Chancellor Rishi Sunak has announced the eagerly anticipated Budget for 2021 – but what does it mean for the UK energy industry?

Pinpointing the areas Britain plans to prioritise for government spending over the next 12 months in the House of Commons today (3 March), the chancellor said the nation’s future economy requires investment in “green industries” across the country.

Sunak announced that the UK’s first-ever “Green Infrastructure Bank” will open in Leeds, England, and it will invest in public and private projects across Britain to finance Prime Minister Boris Johnson’s 10-point plan for a “green industrial revolution”.

“Beginning this spring, it will have an initial capitalisation of £12bn ($16.7bn) and we expect it to support at least £40bn ($55.6bn) of total investment in infrastructure,” added the chancellor.


What energy commitments are in the UK Budget for 2021?

In its Budget report, the government said it remains committed to growth that is “based on a foundation of sustainability”, as the UK prepares to host the UN’s COP26 climate conference in November and aims to make progress towards reaching its net-zero emissions target by 2050.

To help support the shift to low-carbon technologies, the chancellor announced new port infrastructure will be built to support the next generation of offshore wind projects in Teesside and Humberside in the north of England.

He noted that Britain already has a “global competitive advantage” in the offshore wind industry, as the nation is home to seven of the world’s 10 biggest sites and holds about 35% of the global wind capacity installed.
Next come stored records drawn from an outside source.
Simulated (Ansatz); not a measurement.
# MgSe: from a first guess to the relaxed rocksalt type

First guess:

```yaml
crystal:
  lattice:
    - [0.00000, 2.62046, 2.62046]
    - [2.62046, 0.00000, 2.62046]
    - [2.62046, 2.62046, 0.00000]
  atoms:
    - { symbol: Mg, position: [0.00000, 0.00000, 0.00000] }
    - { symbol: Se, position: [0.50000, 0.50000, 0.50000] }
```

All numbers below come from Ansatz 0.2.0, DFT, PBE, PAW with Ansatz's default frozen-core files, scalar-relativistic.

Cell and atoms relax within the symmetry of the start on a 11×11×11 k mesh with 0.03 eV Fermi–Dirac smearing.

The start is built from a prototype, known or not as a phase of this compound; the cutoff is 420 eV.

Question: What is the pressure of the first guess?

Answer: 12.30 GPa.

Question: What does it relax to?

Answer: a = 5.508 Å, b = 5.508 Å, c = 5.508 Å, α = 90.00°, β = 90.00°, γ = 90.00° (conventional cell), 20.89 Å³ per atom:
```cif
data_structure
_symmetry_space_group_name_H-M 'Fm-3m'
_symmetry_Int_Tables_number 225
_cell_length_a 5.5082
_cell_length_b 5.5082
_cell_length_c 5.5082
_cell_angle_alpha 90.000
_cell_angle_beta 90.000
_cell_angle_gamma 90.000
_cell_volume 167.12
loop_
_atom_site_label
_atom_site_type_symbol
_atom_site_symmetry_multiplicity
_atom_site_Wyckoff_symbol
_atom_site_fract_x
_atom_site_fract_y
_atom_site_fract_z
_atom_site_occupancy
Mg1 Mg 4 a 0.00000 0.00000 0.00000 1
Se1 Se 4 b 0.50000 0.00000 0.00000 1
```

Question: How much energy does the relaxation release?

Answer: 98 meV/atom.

Offshore wind turbine regulations
The UK is home to seven of the world’s 10 biggest offshore wind sites (Credit: Flickr/mmatsuura)

The Budget also earmarks £20m ($27.8m) to fund a UK-wide competition to develop floating offshore wind demonstrators and help support the government’s aim to generate enough electricity from offshore wind to power every home by 2030.

Sunak confirmed the UK will issue at least £15bn ($20.8bn) in green bonds to help finance the transition to net zero and the government will launch the world’s first sovereign green savings bond for retail investors – providing all British savers with the chance to “support green projects”.


Support for North Sea Transition Deal

Following increasing pressure from the oil and gas industry, the government has announced it will provide £27m ($37.5m) for the Aberdeen Energy Transition Zone, helping to support North East Scotland play a “leading role” in meeting the nation’s net-zero ambitions.

An additional £5m ($7m) has been set aside for the Global Underwater Hub in Aberdeen, on top of the £1.3m ($1.8m) committed last year, and up to £2m ($2.8m) will go towards further developing industry proposals as part of the government’s support for the North Sea Transition Deal (NSTD).

It said that taken together, these three funding proposals are the first stage in delivering on the NSTD commitment and will support areas like Aberdeen transition to a low-carbon future.

In line with the commitment to double spending on energy innovation, the government also announced support for the development of new solutions to cut carbon emissions and accelerate near-to-market low-carbon energy innovations.

It has put aside £68m ($94.4m) to fund a UK-wide competition to deliver first-of-a-kind long-duration energy storage prototypes that will reduce the cost of net zero by storing excess low-carbon energy over longer periods.

A further £4m ($5.6m) will go towards a biomass feedstocks programme in the UK to identify ways to increase the production of green energy crops and forest products that can be used for energy.

The government said it will also provide £4.8m ($6.7m) to support the development of a hydrogen hub in Holyhead, Wales, which will pilot the creation of hydrogen from renewable energy and its use as a zero-emission fuel in HGVs. This could provide up to 500 jobs.


Labour Party’s response to the UK Budget announcement

In responding to the chancellor’s Budget, Labour Party leader Sir Keir Starmer acknowledged that the biggest challenge facing the country is the “climate emergency”.

“The chancellor just talked up his green credentials, but his Budget stops way short of what was needed or what’s happening in other countries,” he added.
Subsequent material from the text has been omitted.